To continue this long trend is to guarantee tremendous social, cultural, political and economic upheavals. You and I, as individuals, can, by borrowing, live beyond our means, but for only a limited period of time. Why then should we think that collectively, as a nation, we are not bound by that same limitation? We must act today in order to preserve tomorrow. And let there be no misunderstanding—we’re going to begin to act beginning today.
The economic ills we suffer have come upon us over several decades. They will not go away in days, weeks or months, but they will go away. They will go away because we as Americans have the capacity now, as we have had in the past, to do whatever needs to be done to preserve this last and greatest bastion of freedom.
In this present crisis, government is not the solution to our problem, government is the problem.
From time to time we’ve been tempted to believe that society has become too complex to be managed by self-rule, that government by an elite group is superior to government for, by and of the people. But if no one among us is capable of government himself, then who among us has the capacity to govern someone else?
All of us together-in and out of government-must beat the burden. The solutions we seek must be equitable with no one group singled out to pay a higher price. We hear much of special interest groups. Well our concern must be for a special interest group that has been too long neglected. It knows no sectional boundaries, or ethnic and racial divisions and it crosses political party lines. It is made up of men and women who raise our food, patrol our streets, man our mines and factories, teach our children, keep our homes and heal us when we’re sick. Professionals, industrialists, shopkeepers, clerks, cabbies and truck drivers. They are, in short, “We the people.” This breed called Americans.
Well, this Administration’s objective will be a healthy, vigorous, growing economy that provides equal opportunities for all Americans with no barriers born of bigotry or discrimination. Putting America back to work means putting all Americans back to work. Ending inflation means freeing all Americans from the terror of runaway living costs. All must share in the productive work of this “new beginning “ and all must share in the bounty of a revived economy.
With the idealism and fair play which are the core of our system and our strength, we can have a strong, prosperous America at peace with itself and the world. So as we begin, let us take inventory.
We are a nation that has a government--not the other way around. And this makes us special among the nations of the earth.
Our Government has no power except that granted it by the people. It is time to check and reverse the growth of government which shows signs of having grown beyond the consent of the governed. It is my intention to curb the size and influence of the Federal establishment and to demand recognition of the distinction between the powers granted to the Federal Government and those reserved to the states or to the people.

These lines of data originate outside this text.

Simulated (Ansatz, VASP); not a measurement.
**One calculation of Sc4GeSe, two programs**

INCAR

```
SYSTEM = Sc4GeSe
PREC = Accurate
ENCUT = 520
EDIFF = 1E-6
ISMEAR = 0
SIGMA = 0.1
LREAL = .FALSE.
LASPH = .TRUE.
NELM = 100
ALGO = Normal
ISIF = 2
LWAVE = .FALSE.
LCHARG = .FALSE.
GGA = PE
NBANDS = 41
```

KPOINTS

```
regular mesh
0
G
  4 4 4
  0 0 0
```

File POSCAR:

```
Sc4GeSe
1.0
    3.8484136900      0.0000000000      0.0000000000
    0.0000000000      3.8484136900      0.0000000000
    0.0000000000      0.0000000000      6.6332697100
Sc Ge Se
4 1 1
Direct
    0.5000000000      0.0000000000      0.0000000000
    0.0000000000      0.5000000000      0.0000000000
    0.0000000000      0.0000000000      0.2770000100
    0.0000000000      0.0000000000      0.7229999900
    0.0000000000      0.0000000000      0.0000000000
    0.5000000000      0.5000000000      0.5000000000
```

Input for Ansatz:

All of us--all of us need to be reminded that the Federal Government did not create the states; the states created the Federal Government. Now, so there will be no misunderstanding, it’s not my intention to do away with government. It is rather to make it work--work with us, not over us; to stand by our side, not ride on our back. Government can and must provide opportunity, not smother it; foster productivity, not stifle it.
If we look to the answer as to why for so many years we achieved so much, prospered as no other people on earth, it was because here in this land we unleashed the energy and individual genius of man to a greater extent than has ever been done before.
Freedom and the dignity of the individual have been more available and assured here than in any other place on earth. The price for this freedom at times has been high, but we have never been unwilling to pay that price.
It is no coincidence that our present troubles parallel and are proportionate to the intervention and intrusion in our lives that result from unnecessary and excessive growth of Government.
It is time for us to realize that we are too great a nation to limit ourselves to small dreams. We’re not, as some would have us believe, doomed to an inevitable decline; I do not believe in a fate that will fall on us no matter what we do. I do believe in a fate that will fall on us if we do nothing.
So, with all the creative energy at our command let us begin an era of national renewal. Let us renew our determination, our courage and our strength. And let us renew our faith and our hope. We have every right to dream heroic dreams. Your dreams, your hopes, your goals are going to be the dreams, the hopes and the goals of this Administration, so help me God.
We shall reflect the compassion that is so much a part of your makeup. How can we love our country and not love our countrymen? And loving them reach out a hand when they fall, heal them when they’re sick and provide opportunity to make them self-sufficient so they will be equal in fact and not just in theory?
Can we solve the problems confronting us? Well the answer is an unequivocal and emphatic yes. To paraphrase Winston Churchill, I did not take the oath I’ve just taken with the intention of presiding over the dissolution of the world’s strongest economy.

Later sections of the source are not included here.